US20250378674
2025-12-11
Physics
G06V10/44
Embodiments introduce systems and techniques for generating four-dimensional (4D) videos using diffusion models. By receiving a prompt and an input mesh, keyframes are generated from depth and UV coordinate maps. These keyframes undergo feature extraction and are processed through a diffusion model to create the 4D video. The process involves UV-guided noise initialization and feature injection into the diffusion model, enhancing temporal consistency and quality.
Diffusion models are mathematical frameworks used to describe the dispersion of entities within a system, applicable across various fields such as computer vision and machine learning. These models iteratively transform an initial distribution into a target distribution, enabling realistic data generation. They are particularly useful for tasks like image synthesis and data generation, providing insights into complex system dynamics.

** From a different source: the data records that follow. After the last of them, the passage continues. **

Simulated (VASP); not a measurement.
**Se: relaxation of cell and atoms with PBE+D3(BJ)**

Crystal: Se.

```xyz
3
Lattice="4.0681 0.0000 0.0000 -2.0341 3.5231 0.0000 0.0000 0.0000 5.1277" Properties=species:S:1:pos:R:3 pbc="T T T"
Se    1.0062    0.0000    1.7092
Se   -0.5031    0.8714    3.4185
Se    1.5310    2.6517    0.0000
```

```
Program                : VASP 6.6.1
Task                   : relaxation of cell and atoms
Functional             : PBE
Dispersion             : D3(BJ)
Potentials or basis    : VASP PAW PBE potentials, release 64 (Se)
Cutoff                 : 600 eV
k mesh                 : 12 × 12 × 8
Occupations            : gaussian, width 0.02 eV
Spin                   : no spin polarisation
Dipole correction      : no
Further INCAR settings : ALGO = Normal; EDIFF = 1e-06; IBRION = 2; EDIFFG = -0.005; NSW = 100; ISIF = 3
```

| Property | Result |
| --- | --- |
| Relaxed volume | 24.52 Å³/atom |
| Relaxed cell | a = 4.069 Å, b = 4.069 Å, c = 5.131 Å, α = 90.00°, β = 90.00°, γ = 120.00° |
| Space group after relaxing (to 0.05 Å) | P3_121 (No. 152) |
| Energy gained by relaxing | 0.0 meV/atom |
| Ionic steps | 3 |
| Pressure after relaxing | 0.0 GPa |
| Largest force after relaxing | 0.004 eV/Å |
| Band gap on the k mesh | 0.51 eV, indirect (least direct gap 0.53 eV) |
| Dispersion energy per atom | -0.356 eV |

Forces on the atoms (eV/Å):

Traditional 3D content creation is labor-intensive and challenging to automate. Emerging text-to-video diffusion models offer automation but lack control over scene layout and motion. The discussed systems combine dynamic 3D meshes with diffusion models' capabilities, allowing for high-quality, temporally consistent frame generation. This approach leverages ground truth correspondence from dynamic meshes to enhance video generation.
The system integrates 3D workflows with text-to-image models to create 4D-guided animations. By determining correspondence information from input meshes, the system ensures temporal consistency through UV-space noise initialization. Self-attention layers are enhanced to maintain spatial appearance consistency, utilizing depth cues and control models for structural guidance. This framework employs a pre-trained text-to-image diffusion model as a multi-frame renderer.
The system converts scene-level proxy meshes into 4D animations using depth and UV coordinate maps as guiding channels. Through a diffusion process, these inputs guide the generation of high-fidelity, consistent animations. The method improves upon previous solutions by introducing a UV-space noise initialization mechanism and correspondence-aware attention, applicable to various machine learning systems. This approach enables efficient and controllable video generation.